In Mark 10:17 we meet a rich young ruler. Given our envy, as soon as we read that he is rich, (and young, and a man!), it may be tempting to draw an unflattering conclusion about what he is like.
But this guy has all the outward appearance of a fine Christian man. With his mind on eternity, he comes running to Jesus. He kneels with humility and bows his soul before the Son of God in the middle of a street.
Good Teacher, what must I do to inherit eternal life? (Mark 10:17)
The question of the young ruler and his reply to Jesus tells us two things:
First, his concern for obedience to the law and secondly, his ignorance (at this point) about who Jesus is.
Why do you call me good? No one is good except God alone. (Mark 10:18)
The implication in the Lord’s question seems to be: “Do you recognise who I am? And this, as we’ll see, is the heart of the matter. The gift of eternal life does not lay with what I do, but my answer to Jesus’ question, “Who do you say I am?” (Mark 8:29).

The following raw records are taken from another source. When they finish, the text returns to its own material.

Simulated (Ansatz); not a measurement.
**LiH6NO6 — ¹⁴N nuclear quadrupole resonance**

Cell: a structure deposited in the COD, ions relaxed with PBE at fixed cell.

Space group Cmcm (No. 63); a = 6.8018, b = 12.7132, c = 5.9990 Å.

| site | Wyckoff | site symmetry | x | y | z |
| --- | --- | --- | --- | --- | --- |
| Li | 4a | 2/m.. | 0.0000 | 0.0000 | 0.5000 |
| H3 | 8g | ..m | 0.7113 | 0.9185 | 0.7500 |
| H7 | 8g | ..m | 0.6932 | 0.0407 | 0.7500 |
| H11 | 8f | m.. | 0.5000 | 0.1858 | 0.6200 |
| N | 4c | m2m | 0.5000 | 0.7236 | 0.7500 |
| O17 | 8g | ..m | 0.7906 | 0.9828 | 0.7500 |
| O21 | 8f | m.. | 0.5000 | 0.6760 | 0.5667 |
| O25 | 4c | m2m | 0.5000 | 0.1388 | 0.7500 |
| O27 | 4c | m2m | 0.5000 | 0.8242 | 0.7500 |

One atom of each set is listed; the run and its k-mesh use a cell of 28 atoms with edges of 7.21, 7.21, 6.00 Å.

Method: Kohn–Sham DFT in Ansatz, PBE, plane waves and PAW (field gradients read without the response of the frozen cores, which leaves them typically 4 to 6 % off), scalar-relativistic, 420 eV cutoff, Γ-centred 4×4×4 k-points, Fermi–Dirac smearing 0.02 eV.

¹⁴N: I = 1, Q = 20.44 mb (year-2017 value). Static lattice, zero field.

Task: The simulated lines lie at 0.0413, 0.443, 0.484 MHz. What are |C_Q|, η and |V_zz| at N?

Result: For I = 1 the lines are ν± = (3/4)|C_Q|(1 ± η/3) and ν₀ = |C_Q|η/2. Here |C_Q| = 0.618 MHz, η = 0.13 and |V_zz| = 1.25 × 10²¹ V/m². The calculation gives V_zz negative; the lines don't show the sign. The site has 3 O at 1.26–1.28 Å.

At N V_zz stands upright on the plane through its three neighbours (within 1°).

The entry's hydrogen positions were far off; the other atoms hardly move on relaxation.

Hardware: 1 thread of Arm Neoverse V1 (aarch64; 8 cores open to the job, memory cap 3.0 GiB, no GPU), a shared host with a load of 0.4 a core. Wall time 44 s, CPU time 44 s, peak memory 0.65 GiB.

Nevertheless, Jesus meets the man where he is at and replies,
You know the commandments: Do not murder, Do not commit adultery, Do not steal, Do not bear false witness, Do not defraud, Honour your father and mother. (Mark 10:19)
On his knees and with apparent respect and sincerity, the young man claims that he has sought to honour God through obedience to all these commandments since he was very young.
The Lord does not rebuke his desire to obey the commandments, nor does He rebuke the young mans claims that he has observed them faithfully. On the contrary, the young mans confession produces a loving and tender response from the Lord.
And Jesus, looking at him, loved him, and said to him, “One thing still you lack.” (Mark 10:21)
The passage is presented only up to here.